This is what we do now in early_init_dt_reserve_memory. the nomap
region is not added to the memblock.reserved.

In early_init_dt_alloc_reserved_memory_arch, if 'nomap' is true, we
mark the memblock.memory region as _NOMAP. And if the return value
'err' is not zero(which is '-ENOMEM' from memblock_isolate_range), we
free the region.
- 'nomap' is true -> memblock_mark_nomap : success -> not free the region

: fail -> free the region
And it can be said that we add the region to the memblock.reserved
using memblock_phys_alloc_range and if the region is nomap, then we
can free the region from memblock.reserved. But is it necessary to add
it to memblock.reserved? We just need the region in memblock.memory to
mark nomap.

So, here is what I think:
- reserved-memory w/ nomap region -> mark only to memblock.memory
- reserved-memory w/o nomap region -> add to the memblock.reserved

Regards,
DaeRo Lee
DaeRo Lee April 19, 2024, 1:59 a.m. UTC | #6
2024년 4월 19일 (금) 오전 10:46, DaeRo Lee <skseofh@gmail.com>님이 작성:
>
> 2024년 4월 19일 (금) 오전 3:04, Mike Rapoport <rppt@kernel.org>님이 작성:
> >
> > On Thu, Apr 18, 2024 at 11:54:15PM +0900, DaeRo Lee wrote:
> > > 2024년 4월 17일 (수) 오후 3:03, Mike Rapoport <rppt@kernel.org>님이 작성:
> > > >
> > > > On Tue, Apr 16, 2024 at 09:06:35PM +0900, skseofh@gmail.com wrote:
> > > > > From: Daero Lee <daero_le.lee@samsung.com>
> > > > >
> > > > > Like reserved-memory with the 'no-map' property and only 'size' property
> > > > > (w/o 'reg' property), there are memory regions need to be allocated in
> > > > > memblock.memory marked with the MEMBLOCK_NOMAP flag, but should not be
> > > > > allocated in memblock.reserved.
> > > >
> > > > This still does not explain why you need such regions.
> > > >
> > > > As Wei Yang explained, memblock does not allocate memory from
> > > > memblock.reserved. The memblock.reserved array represents memory that is in
> > > > use by firmware or by early kernel allocations and cannot be freed to page
> > > > allocator.
> > > Thank you for your comments. I used the wrong word.
> > > When I use 'allocate', I mean that the region 'adds' to the memblock.reserved.
> > >
> > > >
> > > > If you have a region that's _NOMAP in memblock.memory and is absent in
> > > > memblock.reserved it will not be mapped by the kernel page tables, but it
> > > > will be considered as free memory by the core mm.
> > > >
> > > > Is this really what you want?
> > > If my understanding is right, before freeing (memory && !reserved)
> > > area, we marked the memblock.reserved regions and memblock.memory
> > > regions with no-map flag. And when we free (memory && !reserved) area,
> > > we skip the memblock.memory regions with no-map(see
> > > should_skip_region). So, I think that the memory regions with no-map
> > > flag will not be considered as free memory.
> >
> > You are right here.
> >
> > But I still don't understand *why* do you want to change the way
> > early_init_dt_alloc_reserved_memory_arch() works.
>
> In memmap_init_reserved_pages, we mark memblock.reserved as
> PageReserved first and mark the memblock.reserved with nomap flag
> also.
Sorry. This is my mistake. 'memblock.memory with nomap flag' is right.

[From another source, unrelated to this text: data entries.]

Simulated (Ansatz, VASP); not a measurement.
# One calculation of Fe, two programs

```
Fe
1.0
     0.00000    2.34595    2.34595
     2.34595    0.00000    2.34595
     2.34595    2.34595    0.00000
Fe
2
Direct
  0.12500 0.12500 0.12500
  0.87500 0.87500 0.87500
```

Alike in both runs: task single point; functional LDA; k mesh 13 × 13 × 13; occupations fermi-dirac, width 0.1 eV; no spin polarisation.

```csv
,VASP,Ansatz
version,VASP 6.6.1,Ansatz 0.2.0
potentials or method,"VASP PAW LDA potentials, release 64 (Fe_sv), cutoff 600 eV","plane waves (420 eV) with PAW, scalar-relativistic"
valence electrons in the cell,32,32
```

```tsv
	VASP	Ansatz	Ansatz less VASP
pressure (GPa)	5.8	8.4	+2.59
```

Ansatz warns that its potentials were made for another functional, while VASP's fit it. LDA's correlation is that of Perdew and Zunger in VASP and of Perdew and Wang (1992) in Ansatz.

> -> Isn't this duplicated work? (If we add no-map region to
> memblock.reserved 'and' mark in memblock.memory..)
> So, I think that for the no-map region, we don't need to add to the
> memblock.reserved.
> This is what we do now in early_init_dt_reserve_memory. the nomap
> region is not added to the memblock.reserved.
>
> In early_init_dt_alloc_reserved_memory_arch, if 'nomap' is true, we
> mark the memblock.memory region as _NOMAP. And if the return value
> 'err' is not zero(which is '-ENOMEM' from memblock_isolate_range), we
> free the region.
> - 'nomap' is true -> memblock_mark_nomap : success -> not free the region
>
> : fail -> free the region
> And it can be said that we add the region to the memblock.reserved
> using memblock_phys_alloc_range and if the region is nomap, then we
> can free the region from memblock.reserved. But is it necessary to add
> it to memblock.reserved? We just need the region in memblock.memory to
> mark nomap.
>
> So, here is what I think:
> - reserved-memory w/ nomap region -> mark only to memblock.memory
> - reserved-memory w/o nomap region -> add to the memblock.reserved
>
> Regards,
> DaeRo Lee
Mike Rapoport April 27, 2024, 8:49 a.m. UTC | #7
On Fri, Apr 19, 2024 at 10:59:52AM +0900, DaeRo Lee wrote:
> 2024년 4월 19일 (금) 오전 10:46, DaeRo Lee <skseofh@gmail.com>님이 작성:
> >
> > In memmap_init_reserved_pages, we mark memblock.reserved as
> > PageReserved first and mark the memblock.reserved with nomap flag
> > also.
> Sorry. This is my mistake. 'memblock.memory with nomap flag' is right.
> 
> > -> Isn't this duplicated work? (If we add no-map region to
> > memblock.reserved 'and' mark in memblock.memory..)
> > So, I think that for the no-map region, we don't need to add to the
> > memblock.reserved.
> > This is what we do now in early_init_dt_reserve_memory. the nomap
> > region is not added to the memblock.reserved.
> >
> > In early_init_dt_alloc_reserved_memory_arch, if 'nomap' is true, we
> > mark the memblock.memory region as _NOMAP. And if the return value
> > 'err' is not zero(which is '-ENOMEM' from memblock_isolate_range), we
> > free the region.
> > - 'nomap' is true -> memblock_mark_nomap : success -> not free the region
> >
> > : fail -> free the region
> > And it can be said that we add the region to the memblock.reserved
> > using memblock_phys_alloc_range and if the region is nomap, then we
> > can free the region from memblock.reserved. But is it necessary to add
> > it to memblock.reserved? We just need the region in memblock.memory to
> > mark nomap.
> >
> > So, here is what I think:
> > - reserved-memory w/ nomap region -> mark only to memblock.memory
> > - reserved-memory w/o nomap region -> add to the memblock.reserved

NOMAP and memblock.reserved are semantically different, and at makes sense
to have a "reserved nomap" node in fdt recorded in both memblock.memory and
memblock.reserved.

memblock.reserved represents the memory that is used by firmware or early
kernel allocation, so reserved memory in fdt should be reserved in memblock
as well. I believe it's an oversight that early_init_dt_reserve_memory()
does not call memblock_reserve() for nomap memory.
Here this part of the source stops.